WICG / floc

This proposal has been replaced by the Topics API.
https://github.com/patcg-individual-drafts/topics
Other
936 stars 90 forks source link

Communication Between Google's FLoC Service and Chrome Browser #131

Closed geeeoff closed 2 years ago

geeeoff commented 2 years ago

I'd like to get a better understanding of the communication paths and data shared between Google and the Chrome browser in order to enable FLoC if/when this goes mainstream (no longer an origin trial).

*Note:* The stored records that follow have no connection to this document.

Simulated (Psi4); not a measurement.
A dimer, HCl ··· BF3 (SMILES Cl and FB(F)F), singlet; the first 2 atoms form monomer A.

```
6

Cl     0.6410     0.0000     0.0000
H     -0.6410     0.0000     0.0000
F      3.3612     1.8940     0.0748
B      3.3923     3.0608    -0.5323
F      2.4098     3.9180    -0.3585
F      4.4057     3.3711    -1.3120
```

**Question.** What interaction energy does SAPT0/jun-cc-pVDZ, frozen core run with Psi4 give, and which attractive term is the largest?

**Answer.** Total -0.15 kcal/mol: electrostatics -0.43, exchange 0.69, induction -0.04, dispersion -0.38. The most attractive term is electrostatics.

From this site: https://web.dev/floc/

"The FLoC service used by the browser creates a mathematical model with thousands of "cohorts", each of which will correspond to thousands of web browsers with similar recent browsing histories." Assuming the flow here involves Google's FLoC service for the Chrome browser:

  1. How does the browser become aware of this model?
  2. How often does the browser receive a new model?
  3. Does the service ensure that any cohort included in the model is of sufficient size (k). What happens when k becomes too small?
  4. If the user elects NOT to share browsing history with Google via synch, and visits a completely new site or sites not in the model, what is the behavior of the model? Does it matter that the model isn't aware of the site?
  5. For the origin trial(s), is there any requirement for participants to share browsing history with Google?
michaelkleber commented 2 years ago

For the first version of FLoC (from the now-completed Origin Trial), see additional technical details at https://www.chromium.org/Home/chromium-privacy/privacy-sandbox/floc. I believe this answers all 5 of your questions already!

geeeoff commented 2 years ago

Thanks for sharing that document, Michael.

For the origin trial, did Google first generate the cohort space using anonymous, historical browsing history it has on hand?

I wasn't able to find an answer to //2. How often does the Chrome-operated, server-side pipeline provide a new model to the browsers? Apologies in advance if I overlooked this.

As a follow-up on //4, it seems possible that a browser may calculate its own 50-bit hash, and not find the unique prefix of that vector in the list of cohorts passed to browser by the Chrome-operated server-side pipeline. If yes, what is the behavior of document.interestCohort() ? Would it simply generate a new cohort ID that would be valid in the cohort space if/when the server-side pipeline eventually became aware of this particular browsing history pattern?

Related to //5, if the server-side pipeline is counting based on the 50-bit hash sent by the browser, then why is syncing of browsing history data required by each browser participating in the trial?

michaelkleber commented 2 years ago

For the origin trial, did Google first generate the cohort space using anonymous, historical browsing history it has on hand?

For the origin trial, we first generated the cohort space using a Chrome-operated server-side pipeline that counted how many times each 50-bit hash occurred among qualifying users — those for whom we log cohort calculations along with their sync data. This doesn't require looking at browsing data, just at SimHash counts.

  1. How often does the Chrome-operated, server-side pipeline provide a new model to the browsers?

The whole model was computed just one time. The SimHash-to-cohort mapping stayed the same for the entire origin trial.

it seems possible that a browser may calculate its own 50-bit hash, and not find the unique prefix of that vector in the list of cohorts passed to browser by the Chrome-operated server-side pipeline.

No — every SimHash has one and only one prefix that places it into a cohort. Cohorts were created by starting with all SimHash values in one big pool and then dividing that pool over and over again until further division would violated the size constraint. ("The 50-bit hashes start in two big cohorts: all hashes whose first bit is 0, versus all hashes whose first bit is 1. Then each cohort is repeatedly divided into two smaller cohorts by looking at successive bits of the hash value, as long as such a division yields two cohorts each with at least 2000 qualifying users.") So even if a browser generates a never-seen-before SimHash, the same division based on successive bits of the SimHash means the browser can tell which cohort it belongs in.

if the server-side pipeline is counting based on the 50-bit hash sent by the browser, then why is syncing of browsing history data required by each browser participating in the trial?

Great question! This is because hashing is not anonymization. (https://twitter.com/LeaKissner/status/1327404252268875776)

If a Chrome browser instance sends our server the 50-bit SimHash of what sites you've visited in the last week, then — with a lot of computing power — we might be able to figure out what the sites were. For people who are already sync'ing their browsing history, there's no risk of us doing this kind of brute-force computation and learning new previously-private data.